100% of $10 vs 10% of $100?
Games typically monetize microtransactions via primary sales. There are a few web2 games that enable in-game items to be traded on secondary markets. In this piece, we will discuss the pros & cons of having a player-driven secondary market within a closed-loop economy.
Secondary Trading Disabled
Desired in-game items/microtransactions can only be purchased or earned from the developer in games that disable secondary trading. The developer generates 100% gross revenue from each purchase. The game dev sells a skin to Player A for $5 and a skin to Player B for $5. In aggregate, the developer generates $10 in total from 2 players.
The reward progression model contributes to what makes a game “fun”. Game developers optimize the reward progression curve through a data-driven process. A player that receives 10 gold for killing a minion but 1 gold for killing a boss may feel underappreciated (and might churn to another game).
Disabling secondary trading gives absolute control to game developers in optimizing the reward progression curve, item pricing and monetization with the aim to maximize player LTV (long-term retention and spending).
Secondary Trading Enabled
Desired in-game items/microtransactions can be purchased from other players in games that enable secondary trading. The developer generates 5–10% gross revenue from each purchase.
The game dev sells a skin to Player A for $5. Player A gets bored of it and sells the skin for $4 to Player B. The game dev generates $5.4 in total from those 2 players ($5m primary sale fee, $0.4 secondary royalties).
By enabling secondary trading, the developer generates a lower gross revenue per transaction. Additionally, since the economy is market-driven, the developer doesn’t have full control over the reward progression curve and item pricing which might negatively affect player experience.
Yet some argue that the existence of an immersive player-driven economy can increase player LTV as trading becomes its own game of social interactions and collaborations. Therefore, players purchasing desired in-game items from other players (rather than the developer) might result in higher spending per player.
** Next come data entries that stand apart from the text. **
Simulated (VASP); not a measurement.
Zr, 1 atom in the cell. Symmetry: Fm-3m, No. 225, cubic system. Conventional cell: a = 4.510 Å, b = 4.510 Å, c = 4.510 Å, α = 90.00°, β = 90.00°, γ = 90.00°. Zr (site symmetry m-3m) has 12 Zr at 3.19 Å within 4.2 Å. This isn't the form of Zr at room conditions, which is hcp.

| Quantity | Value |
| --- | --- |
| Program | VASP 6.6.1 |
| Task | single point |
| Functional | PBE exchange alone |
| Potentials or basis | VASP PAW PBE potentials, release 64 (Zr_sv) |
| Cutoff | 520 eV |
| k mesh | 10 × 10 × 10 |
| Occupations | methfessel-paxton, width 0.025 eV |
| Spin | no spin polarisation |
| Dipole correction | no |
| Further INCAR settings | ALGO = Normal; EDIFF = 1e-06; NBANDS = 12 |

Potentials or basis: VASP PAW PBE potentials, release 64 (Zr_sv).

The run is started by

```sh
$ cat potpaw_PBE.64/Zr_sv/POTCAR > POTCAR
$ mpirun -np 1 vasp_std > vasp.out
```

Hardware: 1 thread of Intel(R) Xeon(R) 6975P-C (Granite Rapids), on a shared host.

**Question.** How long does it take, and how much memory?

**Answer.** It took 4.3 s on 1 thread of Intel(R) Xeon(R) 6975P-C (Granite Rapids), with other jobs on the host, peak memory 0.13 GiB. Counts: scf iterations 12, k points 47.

This was a short refresher on the implications of having secondary markets within closed-loop web2 game economies. Things get more complicated once real money gets involved in open-loop web3 game economies.
To summarize, disabling secondary markets enables the developer to generate 100% of every purchase and have full control of the reward progression curve, pricing and monetization. However, enabling secondary markets could potentially result in higher LTV as players would be willing to spend longer years and more money within the immersive player-driven economy.